Outsourcing vs Insourcing

Committed Sales Ramp (months)

Burst Development Capacity (hours/month)

We had a very successful outcome (not even counting that we continue to generate new business / new logos!)  After some experimentation, we have settled on one 3rd party development vendor for any outsourcing.  Plus, we are only using them for work that is easily segmented, and fairly standalone — specifically mid-sized, fixed scope, statement of works.  In addition, we have now brought on 4 new developers, as employees!  The continued success on the sales side is allowing for growth, but we continue to utilize the (low cost) development resource to both supplement our available resources, but also to allow us to focus our internal resources on business critical work.


Built relationships with three software development shop, all with in-depth experience working with the Company’s technology stack.


Assigned each of the three specific deliverables within ongoing projects, based upon their perceived strengths.


In parallel, started recruiting for critical internal resources.


Due to the very specialized nature of the technology, the Company utilized a recruiting firm.

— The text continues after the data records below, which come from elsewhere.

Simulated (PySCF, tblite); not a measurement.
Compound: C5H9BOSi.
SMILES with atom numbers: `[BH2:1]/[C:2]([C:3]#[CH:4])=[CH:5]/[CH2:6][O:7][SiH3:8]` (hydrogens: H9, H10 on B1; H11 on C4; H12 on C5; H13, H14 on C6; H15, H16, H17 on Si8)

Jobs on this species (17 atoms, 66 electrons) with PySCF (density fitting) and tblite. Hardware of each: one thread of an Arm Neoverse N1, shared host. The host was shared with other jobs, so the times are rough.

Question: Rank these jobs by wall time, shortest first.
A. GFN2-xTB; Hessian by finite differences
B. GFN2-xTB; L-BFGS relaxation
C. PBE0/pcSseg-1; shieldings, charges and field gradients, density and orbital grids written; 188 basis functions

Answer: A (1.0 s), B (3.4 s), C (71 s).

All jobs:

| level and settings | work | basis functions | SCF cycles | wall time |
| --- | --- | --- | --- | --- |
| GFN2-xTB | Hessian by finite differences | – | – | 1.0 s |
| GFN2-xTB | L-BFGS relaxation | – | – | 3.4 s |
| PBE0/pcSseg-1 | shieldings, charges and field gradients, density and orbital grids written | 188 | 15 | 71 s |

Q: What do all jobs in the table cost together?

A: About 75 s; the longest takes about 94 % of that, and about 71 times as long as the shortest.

  • As capable as all three of the development shops were in our technology stack, there were significant efficiency problems.
  • All of the teams were based overseas. So, it was not possible to have much real-time interaction, due to time zone differences.
  • One of the shops in India demonstrated lots of problems with autonomy: Tasks were assigned in a daily stand-up, but if the developer got stuck on a problem during their day, they did not have the competency or confidence to proceed, until the next daily standup.  This led to much longer than necessary timelines.
  • One of the teams was way more capable, with better autonomy, but was very expensive. Our gross margin on hours was insufficient to cover operational costs.  Not a long-term solution.
  • Hiring meanwhile was taking a while. We were constrained on what we could afford, and it a tight market, this presented a real challenge.  Initially, the CEO had an unreasonably low idea of what he could offer for salary for the positions.  (He had not hired for over a year, and the market in tech had radically changed.)

Lessons Learned

  • It takes time and effort to ramp up a 3rd party development shop. This was true for us even thought the development groups we engaged were all very experienced in our particular technology stack.  It is important to account for this additional ramp-up time and overhead, when making comparisons between hourly rates.
  • Bringing on vendors with deep experience in our technology satisfied tight schedules, but at additional costs. Ultimately, once the business outlook justifies, we arrived at a primary focus on internal employees, while settling on one development partner for burst capabilities.